Sir Edward Rogers was born in 1498 to George Rogers and his wife Mary.
It is believed that Rogers served the Courtenay family and was given livery by the Marquess of Exeter in 1525. The following year Rogers along with George Carew and Andrew Flamank took off to Calais. Instead the landed at Le Conquet and they set off for Paris and Blois where they sought to enter the service of the Regent of France. Their offer was turned down due to the lack of a letter of commendation from Henry VIII or Cardinal Wolsey. With the failure to gain the appointment the trio set off back for England via Calais. They were interviewed at Calais where they received a pardon and allowed to travel back to England.
Rogers was made an Esquire of the Body to King Henry VIII some time before 1534. In this role he was act as a personal attendant to the King and answered his every call. During the Dissolution of the Monasteries he was granted the land of a former nunnery in Cannington, Somerset. From here he set up his family home and was appointed as a Justice of the Peace for Somerset and Dorset and later, in 1547, represented Tavistock as a Member of Parliament.
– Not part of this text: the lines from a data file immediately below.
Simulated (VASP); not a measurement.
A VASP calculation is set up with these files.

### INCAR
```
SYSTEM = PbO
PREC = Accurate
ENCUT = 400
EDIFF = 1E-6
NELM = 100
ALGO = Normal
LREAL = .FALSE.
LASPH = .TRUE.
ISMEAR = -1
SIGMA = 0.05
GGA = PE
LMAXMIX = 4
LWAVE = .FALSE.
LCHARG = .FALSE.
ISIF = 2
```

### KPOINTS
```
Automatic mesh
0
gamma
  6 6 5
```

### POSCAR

Rogers fell out of favour briefly when he argued with the new Lord Protector, Edward Seymour, but with Seymour’s fall from grace Rogers returned to court. At the coronation of King Edward VI Rogers was knighted and appointed to be one of Edward’s four principal gentlemen of the Privy Council. It was a short appointment as in January 1550 Rogers was placed under house arrest for unknown reasons, he returned to favour once again six months later where he was also granted a pension of £50. Back in favour with King Edward VI Rogers witnessed the appointment of Lady Jane Grey as Edward’s heir.
With Lady Jane’s short reign and the rule of the Catholic Queen Mary, Rogers retreated back to Somerset until 1554 when he was arrested and imprisoned in the Tower of London for attempting raise a insurrection in Devon that coincided with Wyatt’s rebellion. Rogers was released 1555 with a pardon and a fine of £1000. Rogers had throughout his life discarded the Catholic rules and previously in 1543 he was reprimanded for eating meat during Lent.
With Mary’s death and the accession of Queen Elizabeth Rogers was recommended to her employment by Sir Nicholas Throckmorton. Rogers was appointed to the roles of Vice-Chamberlain, Captain of the Guard and Privy Councillor and in 1560 was appointed to succeed Sir Thomas Parry as Comptroller of Elizabeth’s household.
Rogers would hold these roles until his death on 3rd May 1568 in his will he left the majority of his goods and land to his only son.